Veteran England batter Harry Brook praised fellow centurion Jamie Smith for a “phenomenal innings” at Edgbaston, where he smashed 184, surpassing Alec Stewart’s 173, setting a new record for an England wicket-keeper in Test cricket as well. When England lurched at 84 for 5, Brook and Smith steadied the ship, adding a stunning 303-run partnership for the sixth wicket in just two sessions. Brook himself scored a classy 158 as well.

“He tried to change the momentum back in our favour and it worked for a long period of time,” Brook said. “It was awesome. It was so good to watch from the other end. I felt like he could hit four or six every ball. I was just trying to get him on strike.”
However, the partnership finally broke just after India took the second new ball as well. The impressive Akash Deep hit with a sharp nip-backer that slipped past Harry Brook’s defences. Before his dismissal, he also had battled cramps in his right arm, needing physio treatment mid-innings as well.

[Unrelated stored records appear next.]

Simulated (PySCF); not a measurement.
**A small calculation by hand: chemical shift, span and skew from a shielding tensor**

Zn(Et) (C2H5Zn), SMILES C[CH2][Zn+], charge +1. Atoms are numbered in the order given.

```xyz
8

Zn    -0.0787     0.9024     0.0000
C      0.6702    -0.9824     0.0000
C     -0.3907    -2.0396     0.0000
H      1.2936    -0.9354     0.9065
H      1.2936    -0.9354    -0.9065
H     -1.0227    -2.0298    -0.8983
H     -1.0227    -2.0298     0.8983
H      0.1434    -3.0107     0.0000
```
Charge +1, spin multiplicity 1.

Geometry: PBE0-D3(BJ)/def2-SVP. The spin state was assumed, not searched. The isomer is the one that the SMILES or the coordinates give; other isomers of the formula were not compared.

“I was knackered,” Brook admitted. “It was [cramps in] my whole right side. I’d never had it before. It was probably the death of me at the end, but yeah, I was knackered. It probably didn’t help that we fielded for two days and then batted for nearly a full day… It wasn’t ideal.”

“I was definitely hungry to get a hundred today. I’d never been out in the 90s before, not even through school cricket,” Brook reflected. “It was disappointing, but I should have got a pair last week, so I can’t complain too much. I think everybody in the world knows that we’re going to try and chase whatever they set us. We’ve obviously got a big task at hand tomorrow morning and we’ll try and get a couple of wickets early on and try and put them under pressure.”
“Obviously, they are in front at the minute, but if we get a couple of early wickets in the morning, you never know how this game can go. As we’ve seen last week, we got 7 for 30 runs [7 for 41] and then 6 for 40 runs [6 for 31] at Headingley and then they’ve done the same to us today. Everything happened so quickly and you never know how the game can go,” Harry Brook concluded.